February 3  “Jack Benny Month” begins on TWTD. First time the program devotes an entire month honoring the beloved comedian.

February 3  Memory Movie is “Chandu the Magician” (1932) starring Edmund Lowe and Bela Lugosi.

FEBRUARY 24, 1979 Chuck, Ellen and Patty greet actor Kirk Alyn, who starred as the Man of Steel in those now-classic Superman movie serials.

FEBRUARY 24, 1979 Chuck, Ellen and Patty greet actor Kirk Alyn, who starred as the Man of Steel in those now-classic Superman movie serials.

February 24-25  “Salute to the Man of Steel,” a Special Event at North West Federal Savings. Actor Kirk Alyn, the screen’s original star of “Superman” serials appears to talk about his career and screens eight color “Superman” cartoons.

March 4  Chicago Tribune columnist Clifford Terry writes:

Remember listening to old-time radio? I mean, physically listening — same time, same room — to the same program, same station? Chuck Schaden does. “My radio years were from about 1941 to ’49. I loved it. I’d rush home from school. We’d lie on the living room floor. Our radio was the floor-model Zenith with the flickering green eye and all the call letters printed on the dial. …One of my most vivid Sunday-afternoon memories came when I was listening to my favorite program, The Shadow, in December of 1941, when it was suddenly interrupted. Well, I didn’t care about a place called Pearl Harbor. I just wanted to hear about what was happening to Lamont Cranston. I was 7 years old.”

Chuck Schaden is now 44 years old, a graduate of Steinmetz High School and Navy Pier, husband of one and father of two, director of public relations for North West Federal Savings, and, most significantly, host of a weekly four-hour Saturday-afternoon radio program, Those Were the Days.

Schaden has been on the air since 1970, the last two years at WNIB, a classical-music station, where his is the most-listened-to program. He estimates that 40 to 50 thousand persons are tuning in Saturday after­noons. “When I started out, people would say, ‘How long is this fad gonna last?’ “Actually, at that point, I didn’t know — although I never thought it was a fad. What it is, is a nice link to the past. I really believe that people wouldn’t be listening to my program if there wasn’t a solid entertainment value. I always hope that there’ll be someone after I’m gone doing some old radio replays. They’re too good to be lost.”

March 15  TV appearance: Noon Break WBBM-TV Channel 2, Chicago. Hosts Lee Phillip and Bob Wallace with guest Chuck Schaden.

April 28  Memory Movie is a double feature, “Charlie McCarthy, Detective” (1939) starring Edgar Bergen plus “The Gracie Allen Murder Case” (1939) starring Gracie Allen.

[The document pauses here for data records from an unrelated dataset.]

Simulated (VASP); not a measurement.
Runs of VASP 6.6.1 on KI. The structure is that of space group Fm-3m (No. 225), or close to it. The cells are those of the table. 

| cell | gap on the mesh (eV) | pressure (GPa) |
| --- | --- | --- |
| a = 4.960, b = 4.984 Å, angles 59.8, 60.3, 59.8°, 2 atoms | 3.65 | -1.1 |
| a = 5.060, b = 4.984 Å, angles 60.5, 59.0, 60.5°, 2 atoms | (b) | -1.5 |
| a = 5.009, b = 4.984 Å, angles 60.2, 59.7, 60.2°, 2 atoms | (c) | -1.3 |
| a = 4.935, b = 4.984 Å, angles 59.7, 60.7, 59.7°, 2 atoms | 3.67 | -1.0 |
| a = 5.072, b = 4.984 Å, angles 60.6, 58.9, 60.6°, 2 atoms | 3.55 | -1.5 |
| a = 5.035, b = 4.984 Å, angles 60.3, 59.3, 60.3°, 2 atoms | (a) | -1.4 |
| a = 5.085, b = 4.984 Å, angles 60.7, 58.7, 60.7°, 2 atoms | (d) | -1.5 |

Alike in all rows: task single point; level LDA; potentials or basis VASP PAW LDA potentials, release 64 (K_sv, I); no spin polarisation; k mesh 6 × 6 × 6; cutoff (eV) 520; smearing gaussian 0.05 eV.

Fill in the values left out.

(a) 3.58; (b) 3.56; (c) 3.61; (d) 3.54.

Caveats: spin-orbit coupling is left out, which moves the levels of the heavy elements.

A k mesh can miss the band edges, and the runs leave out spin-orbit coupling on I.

April 10  Chuck interviews actor Michael Rye in Hollywood, California.

May 5  TWTD begins a seven-week series presenting a complete 19-hour broad­cast day — from sign-on to sign-off— of station WJSV, Washington D. C. on September 21, 1939.

May 15  When Radio Was Radio, the hour-long series, resumes sporadic re-runs on WBEZ, Thursdays, 8-9 p.m.

June 2  Memory Movie double feature is “Blondie’s Lucky Day” (1946) starring Penny Singleton and Arthur Lake plus “Ellery Queen, Detective” (1940) starring Ralph Bellamy.

July 22  Chicago Sun-Times Book Review: “Radio Comedy” by Arthur Frank Wertheim, reviewed by Chuck Schaden. Excerpt:

A book about radio comedy that sells for $18.95 had better be worth the money. This one is. Whether you’re casually nostalgic about the good old days of radio or a dyed-in-the-wool fanatic (and there are plenty of us), you’ll find it interesting, informative, entertaining and endlessly fascinating. The author, a history professor, has done his homework (there are 28 pages of footnotes) and his easy-to-read style offers an excellent view of comedians on radio from the early 1930s through the late 1950s.

We learn, for example, that Freeman Gosden and Charles Correll, creators of radio’s all-time favorites, Amos ‘n’ Andy, started their broadcast careers by singing for their suppers on Chicago’s station WEBH.

We read about Bob Hope’s Pepsodent broadcasts during the war years (“How do you do, ladies and gentlemen, this is Bob-broadcasting-from­Camp-Cooke-Hope, telling all you soldiers to use Pepsodent and the girls will always give you eyes right because you’ll always have your teeth left!”)

There’s a nostalgic stroll down Allen’s Alley with Fred Allen as he and Portland Hoffa visit Senator Claghorn… Mrs. Nussbaum (“You are expecting maybe Ingrown Bergman?”) Ajax Cassidy… and Titus Moody.

September 7  Bob Kolososki, TWTD’s film historian, begins a year-long Film Festival at the North West Federal auditorium. Each week he introduces a complete film which highlights the work of six legendary motion picture directors: Alfred Hitchcock, Frank Capra, Howard Hughes, Busby Berkley, Preston Sturges and Ernst Lubitsch.

October 2-30  Chuck teaches a 5-week seminar on the history of radio and television programming for students at Elmhurst College

December 1  Metro Golden Memories opens a second location at 9004 Waukegan Road in Morton Grove, Illinois.